Olfactory Titration Experiment

Link to downloads

Background

The most common use for titration experiments is to determine the concentration and pH of an analyte by adding a standard solution to it in small increments until there is an indication that it has been neutralised. For example, an indicator can be added to an alkali solution with an unknown concentration and an acid with a known concentration can be titrated into it. The volume of the acid that has been added is recorded when there is an indication that the solution is neutral. From this, the concentration of the alkali can be calculated. We will go into more detail about how this is done later on.

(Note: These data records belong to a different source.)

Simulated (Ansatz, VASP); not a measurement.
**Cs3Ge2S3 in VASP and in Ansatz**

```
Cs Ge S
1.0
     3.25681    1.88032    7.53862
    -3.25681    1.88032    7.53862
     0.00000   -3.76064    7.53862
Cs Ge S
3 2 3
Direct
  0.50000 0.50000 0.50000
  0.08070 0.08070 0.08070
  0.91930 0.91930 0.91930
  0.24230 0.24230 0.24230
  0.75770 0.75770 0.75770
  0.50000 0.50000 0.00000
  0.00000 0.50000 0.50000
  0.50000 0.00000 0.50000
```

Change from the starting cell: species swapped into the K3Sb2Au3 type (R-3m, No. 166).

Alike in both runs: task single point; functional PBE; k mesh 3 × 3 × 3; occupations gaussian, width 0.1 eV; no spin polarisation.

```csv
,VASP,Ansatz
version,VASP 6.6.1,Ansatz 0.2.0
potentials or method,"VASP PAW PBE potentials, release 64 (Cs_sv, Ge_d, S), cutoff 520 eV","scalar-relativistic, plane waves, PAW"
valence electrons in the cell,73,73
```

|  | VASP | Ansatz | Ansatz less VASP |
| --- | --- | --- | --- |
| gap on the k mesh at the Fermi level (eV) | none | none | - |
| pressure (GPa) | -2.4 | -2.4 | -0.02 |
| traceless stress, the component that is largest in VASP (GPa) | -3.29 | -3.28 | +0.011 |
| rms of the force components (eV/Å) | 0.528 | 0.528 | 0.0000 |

Normally the indicator is a weak acid, which changes colour depending on whether it is in acidic or basic conditions. In our previous example, the indicator would change colour when the acid had neutralised the alkali.

Diagram showing the equilibrium between a protonated and de-protonated indicator molecule, each of which are different colours.
A diagram illustrating the indicator’s colour change at the endpoint.

Some common colour indicators for titration experiments are:

Phenolphthalein

Methyl orange

Litmus

Despite 1 in 12 men and 1 in 200 women in the UK having colour vision deficiency, titration experiments in schools currently rely solely colour change observations.

Experiment

This experiment uses onion as a multi-sensory indicator (displays a change in smell and colour)  to assess the titration endpoint.

All instructions and questions for students are available to download at the top of the page and can be edited as appropriate for the VI student/cohort. This can include being translated into braille, being enlarged or implementing a screen reader.

Aim

To work in pairs to determine the NaOH concentration in analyte solutions containing brown onion or red onion indicators by titrating them with 0.1M HCl.

Safety

A lab coat, goggles and gloves must be worn throughout this experiment.

Teachers/technicians should make the notched syringes and the analyte solutions before pupils start the experiment (instructions are available in the downloads at the top of the page).

You will need:

3 x onion indicator solution

1 x 5mL notched syringe.

1x 1mL notched syringe.

1 x 0.5mL notched syringe.

1 x stirrer bar

1 x stirrer bar magnet

1 x stirrer plate

1 x fan

1 x 200mL beaker filled with HCl (Ask a teacher to top up this HCl throughout the experiment if you are finding it hard to draw liquid out of the beaker).

Method

Procedure for the student making observations:

  1. Place one of the beakers containing the analyte solution on the magnetic stirrer plate and put the stirrer bar in the solution.
  2. Turn the stirrer plate and fan on, sit about a meter away from the solution and check that the airflow of the fan is in line with your nose.
  3. Observe the changes in smell as your partner transfers HCl into the analyte solution, telling your partner every time the intense smell appears or disappears.
  4. When the intense smell lingers and does not disappear the reaction is over.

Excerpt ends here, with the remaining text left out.